Speed it up?  I am very surprised to hear that because using a mounting
gauge will slow my mounting to 10x (I am just guessing...)

>The horizontal lines are invaluable for making sure the 
>chips are in line with each other. It is so easy to be a mm off or for 
>one chip to be slightly rotated. ... Our club highly recommends 
>the gauges, especially for beginners.

May I present a different point of view here? :-)  I do not recommend
a mounting gauge to a beginner using a standard stereo camera because
it can easily get them confused or give them the wrong impression that
accurate mounting is difficult, time-consuming, etc. 

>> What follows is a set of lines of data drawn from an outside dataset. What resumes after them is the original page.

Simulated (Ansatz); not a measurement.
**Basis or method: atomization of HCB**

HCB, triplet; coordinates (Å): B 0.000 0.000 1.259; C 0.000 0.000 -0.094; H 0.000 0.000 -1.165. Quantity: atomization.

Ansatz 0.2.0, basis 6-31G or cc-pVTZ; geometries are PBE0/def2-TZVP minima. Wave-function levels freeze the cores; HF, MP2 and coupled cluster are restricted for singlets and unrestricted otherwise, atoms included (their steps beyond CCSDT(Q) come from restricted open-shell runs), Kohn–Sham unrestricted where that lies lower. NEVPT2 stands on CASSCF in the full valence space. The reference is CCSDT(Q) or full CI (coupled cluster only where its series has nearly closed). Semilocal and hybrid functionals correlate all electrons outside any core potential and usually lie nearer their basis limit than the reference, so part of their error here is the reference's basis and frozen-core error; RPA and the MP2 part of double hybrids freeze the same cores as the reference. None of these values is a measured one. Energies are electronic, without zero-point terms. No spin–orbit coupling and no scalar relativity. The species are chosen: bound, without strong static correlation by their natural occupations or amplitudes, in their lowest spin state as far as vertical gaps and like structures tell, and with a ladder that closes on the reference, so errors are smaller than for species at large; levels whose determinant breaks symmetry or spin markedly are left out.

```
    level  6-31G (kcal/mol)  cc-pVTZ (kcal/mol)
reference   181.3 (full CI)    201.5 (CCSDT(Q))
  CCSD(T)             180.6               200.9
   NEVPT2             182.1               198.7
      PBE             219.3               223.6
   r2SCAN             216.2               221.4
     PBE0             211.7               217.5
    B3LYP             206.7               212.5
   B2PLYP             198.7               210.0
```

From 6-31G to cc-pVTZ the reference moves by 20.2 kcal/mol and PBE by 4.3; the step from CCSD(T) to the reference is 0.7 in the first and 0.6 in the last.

A beginner can mount fast and accurately with a little practice.  When
using a standard stereo camera, the chips are aligned already. Most
mounts provide a rigid edge ("Spicer" is an exception but there is a
mounting jig that takes care of that)  If you just push your chips
down against this rigid edge and center them to their mount openings 
then you have good to perfect alignment with only a small shift needed 
to reposition the stereo window.  If a beginner cannot mount slides well 
without a gauge, then it is very likely that he/she cannot mount them 
with the gauge.

The above comments apply when using standard stereo cameras.  In the
case of excessive parallax or use of single cameras handheld, etc.,
or if mounting to constant infinity separation then the gauge does
help.  But even when I use hand held SLRs I still don't use the 
alignment gauge.  I just need to make sure that the bottoms (or 
tops) of the chips are being cut at the same location by the edge 
of the mount.  Of course, then can be errors built into the pair, 
like keystoning, rotation, or dissimilar size (when using two cameras)
but the gauge cannot help you in these situtations.

On the same subject, Tony writes:

>However, the horizontal lines can be useful in checking
>for vertical and rotation errors--even if your camera is accurately
>aligned, there is some slop in the masks. 

You are opening a can of worms here... :-)

The bottom line is that I have been mounting for years, a variety of
stereo slides in a variety of mounts, without much problem.  I tried
to use mounting gauges with the Spicer mounts and that did not work
to my satisfaction because I could not see the lines very well (you
need high magnification to see the details and I was using just 
"reading glasses" or a 150 mm FL viewer) and I found the lines to be
too thick for accurate mounting.  I ended up buying the Spicer jig
and don't need the gauge there either.